Richard Lloyd Parry
August 31st 2017
June 13, 2022 June 22, 2022
The Backlist Reader
On 11 March 2011, a massive earthquake sent a 120-foot-high tsunami smashing into the coast of north-east Japan. By the time the sea retreated, more than 18,500 people had been crushed, burned to death, or drowned. It was Japan’s greatest single loss of life since the atomic bombing of Nagasaki.
Richard Lloyd Parry, an award-winning foreign correspondent, lived through the earthquake in Tokyo, and spent six years reporting from the disaster zone. He met a priest who performed exorcisms on people possessed by the spirits of the dead. And he found himself drawn back again and again to a village which had suffered the greatest loss of all, a community tormented by unbearable mysteries of its own.
What really happened to the local children as they waited in the school playground in the moments before the tsunami? Why did their teachers not evacuate them to safety? And why was the unbearable truth being so stubbornly covered up?
Ghosts of the Tsunami is a classic of literary non-fiction, a heart-breaking and intimate account of an epic tragedy, told through the personal accounts of those who lived through it. It tells the story of how a nation faced a catastrophe, and the bleak struggle to find consolation in the ruins.
About the book
This is a touching book about Great East Japan Earthquake, it tells the true story of the Japanese population immediately after the tsunami that devastated the northeastern coast. It focuses on one school in particular, the only one where pupils have died. Yes, because among the 378 students who died, it seems that only those of this school are direct victims of the tsunami while they were at school (the others were at home or were going home with their parents). The book is about this disaster, the decisions made by the adults in the school that led to the death of the children, about the old men of the village versus the young wives who wanted to go and get the children and run overground, but being old they have experience with earthquake and the school is a safe place, it is built against earthquakes (but not against tsunamis) and about the parents of the children overpowered by the wave and of the surviving children, those who want to forget the tragedy to move forward and those who want justice.
What I think
I still remember the images that televisions from all over the world broadcast. Not of the earthquake, we are used to seeing the destruction that an earthquake can bring, but that of a tsunami? I only remember two tsunamis that occurred during my life, one in Indonesia on Boxing Day 2004 and this one, of Japan. I remember both, but only in the Japanese one I saw the destructive power on live TV. I remember the wave in Sendai that carried debris and submerged everything. Rice paddies, roads, the river that no longer existed and cars trying to escape. And inside I said “but why did they wait so long to escape?”. I didn’t understand at the time.

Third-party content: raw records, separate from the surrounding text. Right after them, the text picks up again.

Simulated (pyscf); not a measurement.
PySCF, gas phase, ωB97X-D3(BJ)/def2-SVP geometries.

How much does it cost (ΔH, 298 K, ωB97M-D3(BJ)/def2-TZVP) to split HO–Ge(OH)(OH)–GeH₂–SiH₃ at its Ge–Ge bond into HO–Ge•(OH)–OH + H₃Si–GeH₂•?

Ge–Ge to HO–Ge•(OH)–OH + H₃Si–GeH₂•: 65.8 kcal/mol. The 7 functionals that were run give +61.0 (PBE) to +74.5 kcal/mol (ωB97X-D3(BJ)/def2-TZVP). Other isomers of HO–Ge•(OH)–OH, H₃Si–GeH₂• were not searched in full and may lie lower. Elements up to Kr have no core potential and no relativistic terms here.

After the 2004 earthquake I was told “if you are near the sea and an earthquake happens, don’t hesitate, run as high as possible or as far away from the sea shore”. No one ever told me about running away from the riverside by the sea, but that’s what happened too. Rivers overflowing, people who thought they were safe, but they weren’t. I have seen videos of people being swept away by the force of the tsunami once it entered the river bed. And all this in a Japan that is used to emergencies where there are drills every day. The only drill we did was in middle school with the firefighters for fire emergencies. One during all my life. I don’t know if there are exercises in schools now or not, but if an earthquake were to happen in Italy, I think most of us don’t know what to do and would panic (and there have been earthquakes in Italy – and people are still waiting for the rebuild -). Even if a fire were to happen most of us would not know what to do. But in Japan? How could this happen? They are so used to it, right?
Then, studying what happened, I understood. The magnitude of the disaster was just too great even for a Japan so trained in emergencies.
I knew about the school, but I didn’t know anything specific. I thought surely, they had been taken by surprise. They were unfortunate. I didn’t know about the actual responsibilities in the disaster (of the school).
Also because, let’s say it, when talking about Great East Japan Earthquake, everyone thinks of Fukushima and the nuclear disaster, after a few weeks no one spoke about the people who died in the tsunami, so much so that I didn’t even remember this tragedy. I remembered it only when I started following a Japanese figure skater from Sendai, I remembered the images broadcast on TV, before him, the disaster of March 11, 2011 was synonymous with Fukushima because this is what Western televisions broadcast more. There are people who don’t even know about the song composed for the disaster and who start talking nonsense after this Japanese famous skater skates his heart out as a tribute to the 15,703 confirmed dead, 5,314 injured and 4,647 missing.
So I’m happy that this book exists and that it doesn’t focus on Fukushima, which for heaven’s sake, that too was a tragedy for many (also about this, people only talk about the environmental impact and not about the thousands of people evacuated, the animals left to die or forgotten that still roam those areas).
And I find it right that that school remains as a warning and that the voices of survivors are not suppressed.
The book is not for everyone. If you don’t want to know more about the Great East Japan Earthquake, you probably won’t like this book, but I liked it. More people should read it in order to not suppress the voice of 74 innocent children of Okawa school, not heard by their teachers.